Professor Abhiram G. Ranade


Department of Computer Science and Engineering
Indian Institute of Technology Bombay
Lecture No. 1 Part – 4
Introduction
About the spirit of the course, demo
(Refer Slide Time: 0:27)

In the previous segment, we discussed the general form of a program, we discussed the notions
of syntax and terms such as control flow, then we also observed that repeat statements can be
nested inside other repeat statements.
(Refer Slide Time: 1:16)

In this segment, we are going to take a review of what has happened, and we will answer some
questions that you might have in your minds. So for example, we have been doing picture
drawing in this lecture sequence and let me now say why we are doing picture drawing. So, let us
ask what happens in general when you solve any problem. So when you solve any problem, you
will need to do some calculations, you will need to take some actions.
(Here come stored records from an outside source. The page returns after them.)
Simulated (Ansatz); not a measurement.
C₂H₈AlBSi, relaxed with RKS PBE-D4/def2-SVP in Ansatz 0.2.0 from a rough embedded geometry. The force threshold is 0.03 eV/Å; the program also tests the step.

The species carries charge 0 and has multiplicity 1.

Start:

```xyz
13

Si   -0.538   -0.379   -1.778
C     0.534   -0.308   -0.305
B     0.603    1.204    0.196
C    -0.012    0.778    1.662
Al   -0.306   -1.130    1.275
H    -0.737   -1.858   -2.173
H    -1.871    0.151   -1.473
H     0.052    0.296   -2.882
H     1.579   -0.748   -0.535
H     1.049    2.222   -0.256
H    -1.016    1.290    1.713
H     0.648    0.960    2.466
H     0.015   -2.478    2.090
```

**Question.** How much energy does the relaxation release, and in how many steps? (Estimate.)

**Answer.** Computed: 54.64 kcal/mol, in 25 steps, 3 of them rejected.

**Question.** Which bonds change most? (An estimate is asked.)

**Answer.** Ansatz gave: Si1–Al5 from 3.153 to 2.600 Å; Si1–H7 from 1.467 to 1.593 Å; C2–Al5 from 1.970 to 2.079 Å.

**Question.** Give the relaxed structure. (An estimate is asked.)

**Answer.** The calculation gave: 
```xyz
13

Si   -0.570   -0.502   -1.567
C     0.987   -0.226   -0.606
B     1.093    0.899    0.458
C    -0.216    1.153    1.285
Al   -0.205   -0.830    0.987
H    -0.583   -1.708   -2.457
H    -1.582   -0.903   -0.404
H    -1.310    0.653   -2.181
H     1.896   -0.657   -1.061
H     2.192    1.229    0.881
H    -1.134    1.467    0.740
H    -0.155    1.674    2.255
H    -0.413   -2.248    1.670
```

Now those actions will typically contain patterns, and you will have to understand those patterns.
And a pattern might be something like a certain sequence of calculations is repeated. So what do
you do in that case? In that case you use a repeat statement. So this is a key programming
activity. The pattern in the calculation must be mirrored by an appropriate statement in the
program.

So if it is a simple repetition, then you should have a repeat statement okay. If something is to be
repeated 5 times you should not write that 5 times, but you should write a repeat statement with
repeat count 5 and put whatever is to be repeated inside the body.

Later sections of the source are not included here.